5 SEO mistakes accounting and tax firms make—and how to fix them

5 SEO mistakes accounting and tax firms make—and how to fix them

Accounting and tax firms often use older search engine optimization (SEO) tactics or hire SEO professionals who are well-meaning, but ill-equipped to deliver great results. When these firms fail to see results, they understandably assume SEO is a scam.

But a well-executed SEO campaign becomes a tool you can use to build your firm’s brand and improve your leads. Before you invest in SEO, you must understand how it works so you have the proper expectations of your campaigns.

The difference between SEO and PPC

There’s a good chance you’ve used ads on Facebook or Google to get more clients. With paid ads, also known as pay-per-click (PPC), you’ll create an ad, and pay Facebook or Google to show the ad to your target audience. Ads are great because they offer precise targeting features and a relatively fast timeframe to see results.

SEO, however, is different. Instead of paying to show up in Google, you create and optimize website content based on questions and keywords people search for on Google. If you have the best answer for a query, Google will show your content or web page higher in search results. Often, it takes search engines a few months to categorize your content and rank it on the first page. But once your content ranks in the top five results, you earn free traffic from Google. As long as Google deems it the best answer for a query, you’ll gain traffic and possible leads from that content.

Here are some of the mistakes made across all professions, including tax and accounting:

#1. Falling for promises of fast or guaranteed rankings

It’s easy to mistake confidence for competence. Even an amateur SEO professional can confidently promise first-page rank every week just to get your signature on a $5,000 monthly retainer. And although it’s certainly true that a website can rank faster in less competitive industries or niches, it’s less likely to happen as more companies engage in SEO.

Instead of chasing promises of instant first-page rankings, watch for a consistent uptick in rank position. Even if algorithm adjustments cause your site to drop to the second or third page of search results, a sound SEO strategy will ensure your website bounces back up in a couple of weeks.

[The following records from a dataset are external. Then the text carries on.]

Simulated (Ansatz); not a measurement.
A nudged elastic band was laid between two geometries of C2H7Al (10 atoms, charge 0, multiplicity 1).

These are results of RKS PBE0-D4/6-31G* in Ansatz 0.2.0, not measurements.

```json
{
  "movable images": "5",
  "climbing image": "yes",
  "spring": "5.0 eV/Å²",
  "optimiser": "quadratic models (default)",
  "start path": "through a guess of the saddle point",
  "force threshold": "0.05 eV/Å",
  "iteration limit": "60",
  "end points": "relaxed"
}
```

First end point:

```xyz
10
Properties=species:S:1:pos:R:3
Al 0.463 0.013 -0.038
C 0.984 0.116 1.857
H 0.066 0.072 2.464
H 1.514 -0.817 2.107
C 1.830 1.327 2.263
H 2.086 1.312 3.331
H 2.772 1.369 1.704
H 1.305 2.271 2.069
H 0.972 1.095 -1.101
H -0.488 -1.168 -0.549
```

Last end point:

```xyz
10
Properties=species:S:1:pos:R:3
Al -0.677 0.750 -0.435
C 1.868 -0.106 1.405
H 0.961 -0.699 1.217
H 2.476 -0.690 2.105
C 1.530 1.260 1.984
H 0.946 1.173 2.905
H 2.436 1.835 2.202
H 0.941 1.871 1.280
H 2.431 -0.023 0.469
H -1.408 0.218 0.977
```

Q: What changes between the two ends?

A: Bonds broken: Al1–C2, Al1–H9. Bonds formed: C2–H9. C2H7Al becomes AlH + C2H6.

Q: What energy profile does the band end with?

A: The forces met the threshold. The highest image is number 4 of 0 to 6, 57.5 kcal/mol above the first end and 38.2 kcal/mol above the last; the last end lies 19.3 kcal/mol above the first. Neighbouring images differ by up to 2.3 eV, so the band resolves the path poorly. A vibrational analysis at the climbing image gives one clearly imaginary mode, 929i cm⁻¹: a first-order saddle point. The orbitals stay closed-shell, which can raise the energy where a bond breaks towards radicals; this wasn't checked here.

#2. Hiring the cheapest option instead of the best option

Technology has enabled us to work with people all over the world to do great things. As a result, it’s common practice in the SEO industry to outsource tedious work to contractors overseas who do great work at a lower rate than U.S. professionals. That’s not always the case, but I’ve seen it happen more often over the last few years.

There’s certainly nothing wrong with paying a lower price to optimize profits. However, it can become a problem if you, as a client, receive poor SEO results. To avoid this, look for red flags during your call or meeting with a prospective SEO professional. In particular, watch out for unnecessary jargon. If someone can’t explain their ranking methodology to you in clear language, keep looking. After all, how is an SEO professional supposed to report to you on their activities if they can’t translate the jargon in a way you can understand?

#3. Adopting a “rank at all costs” mindset

Desperation kills common sense. Too often, SEO campaigns focus on cramming keywords into every available space on a page, or getting backlinks from any and every website possible. But slapping keywords haphazardly on your website—known as keyword stuffing—confuses people and decreases lead conversions. Similarly, purchasing backlinks or accepting backlinks from uncredible places can result in poor long-term SEO performance, especially since Google frowns on link schemes.

Instead of trying every new hack or trick, align your SEO efforts with Google’s mission to organize the world’s information and make it as accessible as possible. On a less grandiose scale, you can achieve this on your firm’s website by doing the following:

  • Create a website that loads fast and has a great user experience.
  • Organize your website so people can easily navigate it.
  • Publish high-quality content on your blog and social media that answers questions for your target audience.
  • Optimize your website content so it can easily be found by Google.
  • Focus on providing great service to each client so they leave reviews and praise you on social media.

There are a lot of details within each of those steps, but I can always dive into those in another article. Meanwhile, use the above three steps as a general framework for staying focused on what matters during your SEO campaigns. This way, you won’t get distracted by shiny new SEO tactics, or get impatient when your ranking drops one or two spots.

#4. Thinking what’s worked before will work forever

To say SEO practices change a lot would be an understatement. Did you know that Google updates its algorithm between 500 and 600 times a year? Many algorithm updates are minor, harmless tweaks that improve or test new features. But other times, Google pushes out substantial updates, such as Google Page Experience and Google Passage, that dramatically alter how your website ranks in search engines. Search engine algorithms change constantly, and as they change, the methods you should use to rank will evolve.

SEO professionals constantly refine their methods as they study search engine results pages to determine whether an update will impact a client’s keyword positions. If you’ve hired an SEO professional, allow them room for experimentation based on sound reasoning and research. Otherwise, you’ll remain stuck with outdated SEO practices.

#5. Not realizing SEO is a doorway, not a destination

Many firms pursue SEO rank under the false belief that ranking higher will automatically bring lead conversions. However, unless you’re an SEO company, most people won’t convert just because they saw you first in search results.

The real goal of SEO is the chance to answer a question for, or present an offer to, your target audience. It’s a general marketing rule that most people interact with a brand seven times before buying from them. The value of SEO is this: The more times a customer sees your content in search results, the more likely they’ll click through to your website. As this happens repeatedly, you’ll start building credibility and trust with clients. But remember your offer or content will win them over—not your position in search results. SEO is just the medium to get people’s attention; it’s up to you to build an offer that wins them over.

Fixing your SEO mistakes

As a firm owner, you can use SEO to generate an enormous amount of inbound traffic to your firm’s website without the pay-to-play constraints of paid ads. However, to accurately assess your progress and results, you must have the proper expectations of SEO. With realistic goals in place, you’ll be able to use SEO as a powerful marketing channel for your firm.